Last Saturday I figured it out.
The Lighthouse cruise took off from the Town Pier loaded with enthusiasts that included Haley and me. There were stops at Minot (more on that down the page), Graves End, Boston Light, and the Nantucket Lightship at anchor in Charlestown.
Graves End was spooky and we witnessed the laws of nature with a seal diving for and munching back a fish for lunch while we took in the Light. There was a brooding quality - the name gets you there - and I had a sense that this was a place you could set a credible mystery and make the setting a player in the story.
The Nantucket Lightship was just plain cool. In my childhood I had a post card of it framed and hung in my bedroom. I can't tell you why I thought this was fitting. I just know I liked it then and like it now. The imagination can put you on that ship in a storm. The tinging of the hull, the bounce side to side, sailors holding on, maybe lightning. It is good to see the ship getting some attention and not being lost to time.
Boston Light is placed on the most amazing colored stone. Our guide for the day, true expert Doug Bingham, shared that this light sits on a geological fault line. It is hard to believe anything could move that beautiful stone. For forty to forty five weeks a year the Keeper there, Sally Snowman, lives cut off from shore, her groceries delivered by boat along with everything else she needs to work and to live. This is a quiet place, stolid; it must be brutal in January and February.
Though I am getting to it last in this post, it was Minot's Light that really fired me up when we visited. The captain was able to get us amazingly close to the Light and I found it incredibly exciting. The Historical Society has shown interest in the Light since the Federal Government put it up for sale. Part of that process was supposed to include an inspection of the inside. Some images of the inside have been shared and Minot is a granite silo separated by levels with grate platforms. I want very much to be in the group that gets to inspect it further but safety concerns make that unlikely. We were so close the other day that the ladder was calling to me like a Siren. I was ready to jump right out and swim over.
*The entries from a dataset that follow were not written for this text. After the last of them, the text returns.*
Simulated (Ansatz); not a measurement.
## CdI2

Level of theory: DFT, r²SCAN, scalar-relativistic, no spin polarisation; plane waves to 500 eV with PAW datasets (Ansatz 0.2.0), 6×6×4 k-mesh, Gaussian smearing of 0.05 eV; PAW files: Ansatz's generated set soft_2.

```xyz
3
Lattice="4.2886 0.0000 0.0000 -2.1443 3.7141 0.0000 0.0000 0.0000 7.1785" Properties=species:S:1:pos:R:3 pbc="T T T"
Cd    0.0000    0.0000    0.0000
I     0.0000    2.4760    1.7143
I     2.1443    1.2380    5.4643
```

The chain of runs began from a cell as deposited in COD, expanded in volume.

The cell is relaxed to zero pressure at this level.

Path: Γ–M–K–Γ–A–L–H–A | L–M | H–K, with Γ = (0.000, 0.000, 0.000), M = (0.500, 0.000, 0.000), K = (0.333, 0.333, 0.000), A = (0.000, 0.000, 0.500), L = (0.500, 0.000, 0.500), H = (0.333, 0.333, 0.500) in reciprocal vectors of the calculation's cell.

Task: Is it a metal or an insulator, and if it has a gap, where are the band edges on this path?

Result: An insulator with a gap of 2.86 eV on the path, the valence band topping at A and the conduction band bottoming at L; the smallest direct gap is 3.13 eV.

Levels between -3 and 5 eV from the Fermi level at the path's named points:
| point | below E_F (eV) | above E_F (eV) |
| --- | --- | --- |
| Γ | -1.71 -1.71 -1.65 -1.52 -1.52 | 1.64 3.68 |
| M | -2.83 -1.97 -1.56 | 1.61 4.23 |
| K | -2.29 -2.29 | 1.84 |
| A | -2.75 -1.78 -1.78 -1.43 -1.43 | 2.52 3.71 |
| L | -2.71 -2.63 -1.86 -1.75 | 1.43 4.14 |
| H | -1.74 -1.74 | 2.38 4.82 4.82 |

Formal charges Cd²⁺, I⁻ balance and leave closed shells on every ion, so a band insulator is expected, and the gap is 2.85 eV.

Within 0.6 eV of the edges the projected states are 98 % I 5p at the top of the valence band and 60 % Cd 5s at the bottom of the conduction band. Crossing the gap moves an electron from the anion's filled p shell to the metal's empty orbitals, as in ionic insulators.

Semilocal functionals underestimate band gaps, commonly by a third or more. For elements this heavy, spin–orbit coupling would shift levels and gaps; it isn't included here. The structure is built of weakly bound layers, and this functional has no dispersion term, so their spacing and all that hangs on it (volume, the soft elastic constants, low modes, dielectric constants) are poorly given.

I found out that very few of my fellow cruisers wanted to make that trip with me. To them the ladder looked treacherous and the idea of being alone inside terrifying. I would have gone up there in a second and posed like King Kong on the Empire State building. (I love Photoshop) Maybe someday.
On the ride back to Scituate I figured something out. These other lights gave off an air of mystery and of danger. My light, Old Scituate Light doesn't. While across time there were surely dangers here, Scituate Light is not off putting; it is welcoming, encouraging, beckoning, a far more powerful Siren to far more people than Minot was to me. The number of visitors daily and weekly and monthly are beyond counting.
In any given hour there might be someone sitting on the wall in front of the Light. Last Sunday as I got up to get ready for the Open House there was a father and child walking up the walkway at 5:00 am. I know I had heard voices at 2:30 am when I got up to to check windows and doors and lights. (Insomnia is a blessing for all the things you can get done) People are there now and will be there tonight at midnight and that is only part of what sets this Light apart.
You can get here, you can learn the history of the place, you can talk to Jules or to Haley, you can walk your dog, check out the flowers, (Thanks to Erin for watering by the way), maybe see a news crew checking out rumors of a shark, (Haley had an exchange with a very witty man that had them speculating about the stories they could fabricate for the news; Haley got it to the point where the shark had come up on the beach and eaten a dog), we had three neighbors helping another with a flat tire last night, car shows, parades, photographers, videographers and wedding parties, (same sex and mixed), there was a man dressed as a woman taking pictures last week and saying that they would be shared on the Internet. We have swimmers, fisherman, kayakers, bikers, joggers, the romantic and the reflective and the party hardy.
I know none of the other lights have this bustle, this traffic, this life. That is the difference, the special nature of Old Scituate Light.